Jolly good, but how does that fit with learning how to play Breakout ? Well, there is one more problem here. Remember that \(T(s,a,s’)\) is the transition model, i.e. the probabilities for reaching state \(s’\) given that we are in state \(s\) and perform action \(a\). And in the Breakout game we don’t have access to the transition model.

Are we doomed? No, we can actually learn the \(Q\) function from the data, i.e. by observing what happens when we perform an action \(a\) in state \(s\). The idea is that if we visit state \(s\) and perform action \(a\) many times we will finally learn the real value \(Q(s,a)\).

To make things simple imagine that we that we store the \(Q\) values in a table where the rows are the possible state and the columns the possible actions.

This gives us the following pseudo code:

initialise Q[num_states, num_action] randomly
start from initial state s
while not terminated do
   select and perform action a
   observe reward r and next state s'
   update Q[s, a] = (1 - α)Q[s, a] + α (r + γ max_a' Q[s', a'])
   s = s'

The key point is to understand how we update the estimated \(\hat{Q}(s,a)\) every time we take action \(a\) in state \(s\)

\hat{Q}(s, a) = (1 – \alpha) \hat{Q}(s, a) + \alpha (r + \gamma \max_{a’} \hat{Q}(s’, a’)

Here the update is simple because we always know \(\hat{Q}\) because we initialised all the values randomly. It may not be correct but there is a value we can use for our computation.

There is also a new parameter \(\alpha\). \(\alpha\) is the learning rate and has a value between 0 and 1.

  • If \(\alpha = 0\) then we are not learning anything because we’re not update \(\hat{Q}\).
  • If \(\alpha = 1\) then we forget everything we’ve learned so far and only consider the new value.

The idea is that \(\alpha\) is decreasing over time because we want to learn a lot at the beginning and then take smaller steps as we accumulate knowledge and converge to the true value.

Exploration / Exploitation dilemma

There is some point we need to clarify:

  • How do we choose the action to perform?
  • How do we initialise \(\hat{Q}\)?

If we always choose the same action \(a\) we won’t learn anything. On the other hand if we always choose \(a\) randomly we will explore all the possibilities and converge to “real” \(Q\) but we’re not going to use that knowledge.

We need somehow to use the knowledge accumulated in \(\hat{Q}\). We can simply use \(\hat{\pi}(s) = \operatorname{argmax}_a \hat{Q}(s,a)\). Sounds good but \(\hat{Q} \neq Q\) especially at the beginning where \(\hat{Q}\) is initialised randomly.
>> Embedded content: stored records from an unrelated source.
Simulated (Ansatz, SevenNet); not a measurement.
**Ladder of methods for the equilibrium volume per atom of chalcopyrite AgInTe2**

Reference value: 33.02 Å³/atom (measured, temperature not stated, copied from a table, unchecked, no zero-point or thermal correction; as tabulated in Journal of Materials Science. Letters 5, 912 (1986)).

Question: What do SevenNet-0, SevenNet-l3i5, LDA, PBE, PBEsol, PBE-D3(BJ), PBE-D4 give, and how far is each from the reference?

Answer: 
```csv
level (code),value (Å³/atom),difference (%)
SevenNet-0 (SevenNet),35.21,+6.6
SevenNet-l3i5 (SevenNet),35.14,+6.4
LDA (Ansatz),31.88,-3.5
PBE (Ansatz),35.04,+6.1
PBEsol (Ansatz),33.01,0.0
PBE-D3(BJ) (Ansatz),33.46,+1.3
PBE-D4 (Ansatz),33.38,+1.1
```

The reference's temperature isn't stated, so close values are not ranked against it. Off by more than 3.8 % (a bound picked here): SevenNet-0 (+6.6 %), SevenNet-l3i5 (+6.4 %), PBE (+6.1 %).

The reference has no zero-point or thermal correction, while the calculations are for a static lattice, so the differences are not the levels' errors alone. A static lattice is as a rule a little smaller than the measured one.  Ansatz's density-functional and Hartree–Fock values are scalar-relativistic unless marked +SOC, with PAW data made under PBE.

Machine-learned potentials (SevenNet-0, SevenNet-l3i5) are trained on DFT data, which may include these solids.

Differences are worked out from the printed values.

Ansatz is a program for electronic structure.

It means that at the beginning we pick the actions randomly but as soon as we find something that “seems” to work we’re stick with that. E.g. we can find out that always moving the paddle to the left is a valuable strategy however it surely isn’t the optimal strategy. And that’s the problem with this algorithm, as soon as it fines something that looks better than the alternatives it always picks this action and stop trying anything else. It’s like being stuck in a local minima. For this reason we say that the algorithm is greedy.

To solve this problem we can slightly modify our policy \(\hat{\pi}\) to choose the action given by \(\operatorname{argmax}_a \hat{Q}(s,a)\) with probability \((1-\epsilon)\) and choose a random action with property \(\epsilon\).

It means that we do what seems to be right most of the time (by following \(\hat{Q}\)) but once in a while we pick a random action to get a chance to explore the whole space of possibilities.

We can have \(\epsilon\) decreasing over time so that we take more random actions at the beginning to favour the exploration of the space and we as gain more knowledge we use it more and more often to pick the right action.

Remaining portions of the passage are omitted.